Mediterranean France

Corsica

A first Corsica trip for UK travellers: which of the four airports to fly into, the Ajaccio–Bonifacio–Calvi loop, real ferry and drive times, and why you'll want a hire car.

Written by the Departly editorial team Reviewed against GOV.UK on 9 Jun 2026

In short

Corsica at a glance

Corsica is France's wild, mountainous Mediterranean island — turquoise coves and granite peaks packed onto a place barely 180km top to bottom, yet a drive that takes far longer than the map suggests because the roads twist. The classic first trip is a one-week self-drive loop: fly into Ajaccio in the west or Figari in the south, swing round Bonifacio's white cliffs, the Aiguilles de Bavella and the beaches of Porto-Vecchio, then up the west coast to Calvi. You need a hire car — buses are sparse and the best beaches and villages aren't on any train line. Allow 7 days for a relaxed loop, 10 if you want to slow down and swim.

Corsica is the bit of France that doesn’t feel like France: a granite mountain range dropped into the Mediterranean, with its own language, its own fierce sense of itself, and beaches that rival the Caribbean tucked under 2,000-metre peaks. It belongs to France but sits closer to Italy, and the trip people picture — turquoise coves, the white cliffs of Bonifacio, red granite spires at Piana — is real, but it’s spread around the edge of a wild interior that takes far longer to drive than any map suggests.

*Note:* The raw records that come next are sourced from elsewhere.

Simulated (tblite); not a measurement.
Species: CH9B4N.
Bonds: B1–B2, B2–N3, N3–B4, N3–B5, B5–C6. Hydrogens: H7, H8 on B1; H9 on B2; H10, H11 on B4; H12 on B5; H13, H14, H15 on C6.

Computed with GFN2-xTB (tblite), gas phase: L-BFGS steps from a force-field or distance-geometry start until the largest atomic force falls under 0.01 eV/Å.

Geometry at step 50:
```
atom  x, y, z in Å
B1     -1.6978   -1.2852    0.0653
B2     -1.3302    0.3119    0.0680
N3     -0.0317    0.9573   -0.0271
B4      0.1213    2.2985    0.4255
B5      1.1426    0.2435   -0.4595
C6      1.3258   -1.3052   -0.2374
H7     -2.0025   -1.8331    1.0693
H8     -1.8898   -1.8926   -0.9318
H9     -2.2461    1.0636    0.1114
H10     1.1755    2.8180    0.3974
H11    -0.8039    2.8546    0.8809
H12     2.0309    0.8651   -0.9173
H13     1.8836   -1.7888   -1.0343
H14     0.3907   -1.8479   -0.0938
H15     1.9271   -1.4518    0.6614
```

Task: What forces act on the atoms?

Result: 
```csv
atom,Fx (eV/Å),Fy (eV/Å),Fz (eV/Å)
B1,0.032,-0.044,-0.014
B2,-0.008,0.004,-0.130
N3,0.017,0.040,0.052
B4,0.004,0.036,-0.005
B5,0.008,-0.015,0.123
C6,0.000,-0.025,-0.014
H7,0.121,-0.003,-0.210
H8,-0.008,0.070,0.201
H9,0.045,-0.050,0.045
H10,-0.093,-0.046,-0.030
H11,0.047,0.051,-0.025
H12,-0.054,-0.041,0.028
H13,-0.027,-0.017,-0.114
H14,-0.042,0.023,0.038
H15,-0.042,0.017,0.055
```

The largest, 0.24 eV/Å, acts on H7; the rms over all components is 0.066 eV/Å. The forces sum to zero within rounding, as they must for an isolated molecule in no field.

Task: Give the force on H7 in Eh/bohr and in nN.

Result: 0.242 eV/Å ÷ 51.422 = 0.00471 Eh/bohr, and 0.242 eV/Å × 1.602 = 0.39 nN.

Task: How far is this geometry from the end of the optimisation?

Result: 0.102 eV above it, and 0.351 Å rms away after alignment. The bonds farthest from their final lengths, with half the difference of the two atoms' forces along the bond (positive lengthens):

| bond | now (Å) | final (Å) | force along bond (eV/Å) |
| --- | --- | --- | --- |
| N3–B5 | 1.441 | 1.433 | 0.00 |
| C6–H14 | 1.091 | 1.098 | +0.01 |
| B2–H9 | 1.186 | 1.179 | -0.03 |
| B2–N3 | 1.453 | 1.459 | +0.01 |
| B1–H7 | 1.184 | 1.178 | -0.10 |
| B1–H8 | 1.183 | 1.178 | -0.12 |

The mistake first-timers make is underestimating the distances. The island looks small, and it is — barely 180km top to bottom — but almost every road is a mountain road, so you’ll average 40–50km/h and a journey that looks like an hour eats half a morning. That’s why the first two decisions matter so much: which of the four airports you fly into, and accepting from the start that you need a hire car. Pick an airport near the region you most want, book the car before you fly, and plan a loop rather than darting back and forth — and you’ll spend your week swimming instead of stuck on hairpins.

The route

A relaxed one-week anticlockwise loop that links the south's beaches and Bonifacio with the west coast's Calanques and Calvi, from an Ajaccio start. Drive times are real Corsican estimates — slower than the distances suggest, because almost every road is a mountain road.

  1. Days 1–2

    Ajaccio & the west

    Pick up the hire car at Ajaccio airport (AJA), 8km south of town. Napoleon's birthplace city makes an easy first base: the old town, the Maison Bonaparte and a half-day boat trip to the Sanguinaires islands at sunset. Stock up before you leave — the south coast beach villages are pricier and thinner on shops.

  2. Days 3–4

    Bonifacio & Porto-Vecchio

    Around 2h30 south from Ajaccio (137km but slow). Bonifacio's old town sits on white limestone cliffs above a fjord-like harbour — take the boat to the grottoes and the Lavezzi islands. Base near Porto-Vecchio for the headline beaches: Palombaggia and Santa Giulia, both fine pale sand and shallow turquoise water.

  3. Day 5

    Corte & the mountains

    Cut inland to Corte, the old island capital, about 1h30 from Porto-Vecchio through the Bavella pass. The Restonica gorge above town has river pools to swim in and the start of mountain trails — a complete change of scene from the coast, and far cooler in midsummer.

  4. Days 6–7

    Calvi & the Calanques de Piana

    Head to the northwest via the Calanques de Piana — a stretch of fire-red granite spires plunging into the sea, one of the great Corsican drives (go early, the single-track road jams). Finish in Calvi: a Genoese citadel, a long curving beach and an airport (CLY) you can fly home from to close the loop.

Where to base yourself

Pick one or two bases rather than moving every night.

Ajaccio & the west coast

££ mid-range

The best all-round first base — an airport, a real working city with shops and restaurants, and quick access to the Sanguinaires islands and the Calanques de Piana up the coast. Less polished than the south but better value and more authentically Corsican.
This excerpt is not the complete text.